Council members say trust could address permanent housing for the homeless
In an unexpected but far-reaching move, the Santa Barbara City Council voted 7-0 Tuesday to approve more than $726,000 in Human Services funds to help those in need, then set aside $250,000 from that money to create an affordable housing trust.
The council did so at the urging of Councilmembers Eric Friedman and Meagan Harmon, who said a new affordable housing trust could finally address the need to build permanent housing for the homeless.
“It would send a strong message to the philanthropic community that we are taking the housing situation seriously,” Councilmember Friedman said.
In short order, the council tweaked recommendations from staff regarding approving the Human Service funds so that nonprofit agencies could apply for two-year grants instead of just one and must seek a minimum of $25,000 but could apply for more. The council also directed staff to add reducing gun violence and stressing suicide prevention to its list of priorities when considering grant applications.
But the most compelling difference was the decision to allocate $250,000 of the $726,150 approved for the affordable housing trust, with direction to staff to return to council with a plan on how to create and implement that trust.
“We have an opportunity to engage, leverage city dollars and have a multiplier impact of loaning this money,” Councilwoman Harmon said.
She called the creation of a public-private partnership a form of coalition building “to build homes and find affordable permanent housing solutions, and say we have made a meaningful difference for our neighbors,” she said.
“We have big problems, and it’s time for me to take a big swing at it,”
At the same time, Councilmember Harmon said she did not mean to take away from the “critical work” being done by the nonprofits to help the homeless and low-income families,
“I don’t want to take money from these programs, but it’s time to consider a different way,” she said.

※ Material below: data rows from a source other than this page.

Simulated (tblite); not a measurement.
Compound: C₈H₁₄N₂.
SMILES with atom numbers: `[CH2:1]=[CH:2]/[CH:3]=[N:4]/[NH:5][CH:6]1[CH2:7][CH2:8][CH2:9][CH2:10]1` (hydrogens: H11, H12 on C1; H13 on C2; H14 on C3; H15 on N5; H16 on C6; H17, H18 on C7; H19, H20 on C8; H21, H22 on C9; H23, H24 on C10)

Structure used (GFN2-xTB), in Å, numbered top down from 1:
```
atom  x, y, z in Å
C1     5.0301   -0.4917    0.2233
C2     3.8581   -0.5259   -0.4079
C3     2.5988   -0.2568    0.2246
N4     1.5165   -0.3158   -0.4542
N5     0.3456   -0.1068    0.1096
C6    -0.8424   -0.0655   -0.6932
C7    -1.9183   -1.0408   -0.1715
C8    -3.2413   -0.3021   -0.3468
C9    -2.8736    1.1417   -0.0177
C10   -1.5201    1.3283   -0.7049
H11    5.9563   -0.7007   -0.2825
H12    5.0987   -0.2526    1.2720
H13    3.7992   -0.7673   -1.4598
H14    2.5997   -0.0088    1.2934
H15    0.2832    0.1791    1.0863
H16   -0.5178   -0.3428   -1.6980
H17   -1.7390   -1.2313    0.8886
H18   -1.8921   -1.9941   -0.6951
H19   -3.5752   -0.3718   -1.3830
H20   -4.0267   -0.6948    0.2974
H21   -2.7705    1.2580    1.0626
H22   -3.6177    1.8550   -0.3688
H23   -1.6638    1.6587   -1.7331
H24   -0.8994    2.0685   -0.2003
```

Councilmember Kristen Sneddon, who has pushed for such a trust for a long time, tried to persuade her colleagues to add an extra $250,000 to the $726,150 for a total of $976,150 rather than reduce funding from various agencies who count on the funds to continue operating and providing services to those in need.
“I’m not confident with the possible consequences of reducing funds,” she said. “That’s what’s weighing on me the most,”
As an alternative, she suggested a separate vote to take the housing trust money from the General Fund and avoid touching the $726,150 originally sought by staff, or find the money from a sustainable funding source.
But seeing the direction the board was heading, she decided to make the vote unanimous.
“It’s far too momentous for me not to support it,” she said.
But she also made it clear that at the earliest opportunity she would be back before the council on restoring the Human Services funds that will now be available to grant applications by that same $250,000.
“I’ll be coming in to make this fund whole again through the budget cycle.”